It's the summer of 1965, and the streets of Queens, New York shimmer in a heatwave. One July morning, Ruth Malone wakes to find a bedroom window wide open and her two young children missing. After a desperate search, the police make a horrifying discovery. It's every mother's worst nightmare. But Ruth Malone is not like other mothers ...Noting Ruth's perfectly made-up face and provocative clothing, the empty liquor bottles and love letters that litter her apartment, the detectives leap to convenient conclusions, fuelled by neighbourhood gossip and speculation. Sent to cover the case on his first major assignment, tabloid reporter Pete Wonicke at first can't help but do the same. But the longer he spends watching Ruth, the more he learns about the darker workings of the police and the press. Soon, Pete begins to doubt everything he thought he knew. Ruth Malone is enthralling, challenging and secretive - is she really capable of murder? Haunting, intoxicating and heart-poundingly suspenseful, Little Deaths is a gripping novel about love, morality and obsession, exploring the capacity for good and evil within us all.
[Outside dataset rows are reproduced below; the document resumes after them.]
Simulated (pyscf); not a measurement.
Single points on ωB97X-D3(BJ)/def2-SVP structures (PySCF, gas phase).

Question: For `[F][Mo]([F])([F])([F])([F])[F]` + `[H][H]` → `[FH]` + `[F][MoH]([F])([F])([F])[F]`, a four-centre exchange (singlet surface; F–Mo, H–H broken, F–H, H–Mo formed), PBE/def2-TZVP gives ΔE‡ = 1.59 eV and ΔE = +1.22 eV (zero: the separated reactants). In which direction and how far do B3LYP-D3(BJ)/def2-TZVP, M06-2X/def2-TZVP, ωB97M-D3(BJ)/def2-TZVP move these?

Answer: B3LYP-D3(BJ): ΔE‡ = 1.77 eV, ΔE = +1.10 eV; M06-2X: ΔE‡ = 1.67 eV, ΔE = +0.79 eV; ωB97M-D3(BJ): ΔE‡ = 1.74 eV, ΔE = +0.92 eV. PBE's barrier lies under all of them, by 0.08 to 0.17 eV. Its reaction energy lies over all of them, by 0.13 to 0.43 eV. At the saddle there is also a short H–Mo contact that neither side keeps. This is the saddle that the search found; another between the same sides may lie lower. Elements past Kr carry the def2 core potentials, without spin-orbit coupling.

Baileys Women's Prize for Fiction- Longlist 2017
Utterly atmospheric and with style to burn, Emma Flint's Little Deaths is a novel that troubles and transfixes from its simmering first pages all the way to its searing final words -- Megan Abbott, author of You Will Know Me Little Deaths is a rarity: a period piece and police procedural that is wrenching and real and deeply moving. I fell fast and hard under the spell of this this lush, moody, film noir of a novel -- Chris Bohjalian, author of The Guest Room A phenomenal achievement. Little Deaths is one of those so-very-rare accomplishments: a lightning fast, heart-pounding, psychologically resonant crime novel that effortlessly transcends genre. If you believed that literary fiction can't be a one-sitting read, think again -- Jeffery Deaver
Emma Flint grew up in Newcastle and graduated from the University of St Andrews with an MA in English Language and Literature. She later completed a novel-writing course at the Faber Academy. Since childhood, she has read true-crime stories, developing an encyclopaedic knowledge of real-life murder cases. She lives in London.